One of the staple arguments of welfare reform in the 1990s was that cuts were good and necessary because people using welfare didn't actually need it. The poor were not really poor enough; welfare queens were just bilking the system. There was no evidence of a crisis of people misusing the system, and the amounts of money at stake were tiny in comparison to federal spending on, say, defense. But people don't like the idea of giving money to the poor… so they convinced themselves that the poor didn't actually need the money.
People generally recognize that they're not supposed to kick someone when they're down. But still, people want to kick—which means you've got to figure out endless excuses for why your kicking doesn't hurt the person in question. That's been one of the running, depressing themes in the recent social media controversy around writer and blogger Matt Bruenig.
Bruenig has a long history of going after people aggressively on social media—often since the 2016 campaign started, to defend the honor of Bernie Sanders. Last week, he was doing his usual schtick. In this case, he accused Clinton policy wonk Neera Tanden of the Center for American Progress of being responsible for Clinton era welfare cuts which harmed Bruenig's mother. Tanden responded, accurately, that she had nothing to do with those cuts, and had never supported welfare reform. Bruenig never acknowledged his error, and kept insulting her—until his employer, the think tank Demos, told him to stop. Demos then discovered that Bruenig had been doing this sort of thing forever; they asked him to stop it, he refused, and they fired him.
Bruenig's firing led to a massive outpouring of stories from people who said he’d harassed them online, and that his harassment had helped spark Twitter mobs sometimes lasting for months, or longer. Sady Doyle, for example, a Clinton supporter, has been getting emails from people wishing for her death since she tangled with Bruenig and his crowd of aggressive Sanders supporters.
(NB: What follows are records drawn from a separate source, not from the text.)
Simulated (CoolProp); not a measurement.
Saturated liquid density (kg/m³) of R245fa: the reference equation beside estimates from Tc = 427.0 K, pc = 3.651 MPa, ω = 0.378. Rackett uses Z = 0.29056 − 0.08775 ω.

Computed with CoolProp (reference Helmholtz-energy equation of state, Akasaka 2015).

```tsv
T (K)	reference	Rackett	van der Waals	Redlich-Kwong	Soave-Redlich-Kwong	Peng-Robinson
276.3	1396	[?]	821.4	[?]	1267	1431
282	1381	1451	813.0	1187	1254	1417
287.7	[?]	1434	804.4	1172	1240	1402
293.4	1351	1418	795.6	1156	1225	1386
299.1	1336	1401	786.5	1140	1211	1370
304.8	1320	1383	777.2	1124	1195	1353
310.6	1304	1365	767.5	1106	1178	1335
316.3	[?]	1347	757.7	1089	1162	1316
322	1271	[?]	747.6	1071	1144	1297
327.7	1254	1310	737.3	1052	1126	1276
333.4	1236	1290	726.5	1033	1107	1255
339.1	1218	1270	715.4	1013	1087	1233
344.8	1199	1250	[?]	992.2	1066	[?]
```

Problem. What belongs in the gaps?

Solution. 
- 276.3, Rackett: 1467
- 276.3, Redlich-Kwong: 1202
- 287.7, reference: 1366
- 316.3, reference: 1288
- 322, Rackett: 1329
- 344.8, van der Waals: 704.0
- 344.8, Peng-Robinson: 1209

The response to charges of abusive behavior always follows the welfare reform model: a mix of, "they deserve it" and "they aren't actually suffering, anyway." Nobody can make the case that Tanden actually starved Bruenig's mother, since she didn’t, so they've gone trolling for other quotes and signs of iniquity. She has said many dumb things in the past, but it's not clear why that justifies lying to pretend she did things she didn't. Meanwhile, there’s an argument that people like Doyle are exaggerating their distress, or don't want to be held accountable for evil opinions. "How fucking thin skinned are you lol fucking baby" as one thoughtful tweeter declaimed. If Bruenig or his followers were to admit that the people they targeted are actually in distress, they might have to change their behavior. Wouldn't want that.
Bruenig has been on the receiving end of this logic. After he was let go from Demos, he started a gofundme to try to make up for his lost income. Immediately, people online began declaring that he didn't actually need the money because he had other income, or because his wife worked. Bruenig isn't the poorest person on the planet, but when you lose a gig, you lose a gig; it's reasonable that he would have a shortfall, and that he’d try to make it up. But if he's in distress, he deserves sympathy—and no one wants to sympathize with an abusive jerk. So the only recourse is to pretend he can't actually be in need.
He's not in need anymore; the gofundme quickly got $25,000 in donations from supporters who love the way that Bruenig fights the power by insulting people, misrepresenting them, and joining in organized harassment campaigns.
I'd like to think some of Bruenig's contributors were handing him money because they wanted to support the kind of thoughtful poverty analysis he did through Demos. But realistically, you don't get 25K in a couple of hours for thoughtful poverty analysis. You get it because you're fulfilling people's empowerment fantasies. People love to see Bruenig kick the snot out of some evil neoliberal Hillary supporter—and if he happens to lie about those supporters, or if his actions lead to people posting crude sexual insults and death wishes, well, nobody could have expected that, and anyone who happens to express support for Clinton online should be ready to accept the consequences anyway. Bad people can't really suffer—a socialist battle cry that sounds oddly like the same capitalist battle cry as ever. The old boss and the new boss aren't so different, really. They both want the same, simple thing: to hurt someone, righteously, without consequences, and without guilt.